The data presented here show that mechano-chemical activation of the binder helps to increase the sulfate resistance coefficient of cement mortar, and therefore increases its resistance in corrosive environments.

The increase in the strength and durability of cement compositions is due to a change in the morphology of the new-growth hydrated products from the cement paste.

Mechano-chemical activation of the binder leads to the formation of a denser and more fine-grained structure of the hydration products, which is one of the reasons for the increased strength of the mass concrete, especially in the early stages of hardening [36]. The calcium hydrosilicates (CSH) are formed as spherical globules with an average size that is 1.5 - 2 times smaller than in composition No. 3. This is also a strong indicator for high compressive strength of the mass concrete.

X-ray phase analysis and differential scanning calorimetry (DSC) of the samples under investigation were carried out at 1 and 28 days to determine the nature of the new hydration products. The research results are shown in Figures 1 to 4.

From Figure 1 it can be seen that the largest quantity of ettringite (Ca₆Al₂(SO₄)₃(OH)₁₂ x 26H₂O) is formed in composition No. 4, while the smallest is formed in composition No. 1. It is known that in a saturated solution of Ca(OH)₂ ettringite is first released in a finely dispersed colloidal state. This settles on the surface of the 3CaO-Al₂O₃ particles, retards their hydration and extends the cement setting time [37]. This is confirmed by experiments to determine the setting time of the cement pastes. The retardation of the setting time of composition No. 3 can be seen when compared with composition No. 4 (65 minutes for the initial set and 100 minutes for the final set).

The lowest content of the initial clinker minerals Ca₃SiO₅ and Ca₂SiO₄ α-Ca₂SiO₄ (alite and belite) and the largest content of hydrated calcium silicate (CSH) were observed in composition No. 4. This indicates a greater degree of hydration of the cement, which is confirmed by the higher compressive strength of the concrete.

Approximately the same content of initial clinker minerals was observed in compositions No. 1 and No. 2, indicating the absence of retardation of cement hydration in the presence of the Relamix T-2 additive.

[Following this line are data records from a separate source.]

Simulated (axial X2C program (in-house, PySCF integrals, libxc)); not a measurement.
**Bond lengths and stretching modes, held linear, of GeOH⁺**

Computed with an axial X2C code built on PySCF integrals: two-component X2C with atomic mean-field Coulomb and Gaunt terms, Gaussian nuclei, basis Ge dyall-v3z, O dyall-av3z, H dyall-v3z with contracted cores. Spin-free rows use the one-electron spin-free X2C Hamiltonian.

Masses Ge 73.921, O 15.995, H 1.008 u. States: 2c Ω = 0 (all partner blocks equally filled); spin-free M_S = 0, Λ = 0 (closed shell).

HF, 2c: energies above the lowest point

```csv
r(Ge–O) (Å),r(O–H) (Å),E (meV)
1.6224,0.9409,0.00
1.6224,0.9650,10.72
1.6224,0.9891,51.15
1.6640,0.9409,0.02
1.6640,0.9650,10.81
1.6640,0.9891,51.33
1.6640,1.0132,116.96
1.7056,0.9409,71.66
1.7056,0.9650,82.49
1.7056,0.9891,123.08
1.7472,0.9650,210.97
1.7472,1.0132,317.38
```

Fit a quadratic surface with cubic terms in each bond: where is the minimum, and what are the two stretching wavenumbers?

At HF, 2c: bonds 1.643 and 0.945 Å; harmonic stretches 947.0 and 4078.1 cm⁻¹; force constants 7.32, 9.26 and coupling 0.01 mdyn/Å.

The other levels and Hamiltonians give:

The increase in the quantity of calcium hydroxide (Ca(OH)₂), a product of the hydrolysis of clinker minerals, in the composition of the hardening paste indicates an acceleration of the cement hydration. The high content of Ca(OH)₂ is very marked in composition No. 4. The results of quantitative analysis show that the content of Ca(OH)₂ in composition No. 4 is 12 % higher than in composition No. 1 and 2.8 times higher than in composition No. 2.

Testing the hydration of the compositions at 28 days showed an increase in the content of calcium hydroxide (Ca(OH)₂). The greatest amount of calcium hydroxide was found in composition No. 2 and the lowest was found in composition No. 1.

The content of ettringite was increased in composition No. 2, which is due to the sodium sulfate contained in the Relamix -T2 additive, leading to the formation of calcium sulfate dihydrate (Ca₂SO₄*2H₂O). The greatest reduction in the initial clinker phases was observed in composition No. 4: the content of Ca₃SiO₅ was reduced by a factor of 1.66 and the content of Ca₂SiO₄ α-Ca₂SiO₄ by a factor of 1.47, indicating a higher level of hydration of the Portland cement.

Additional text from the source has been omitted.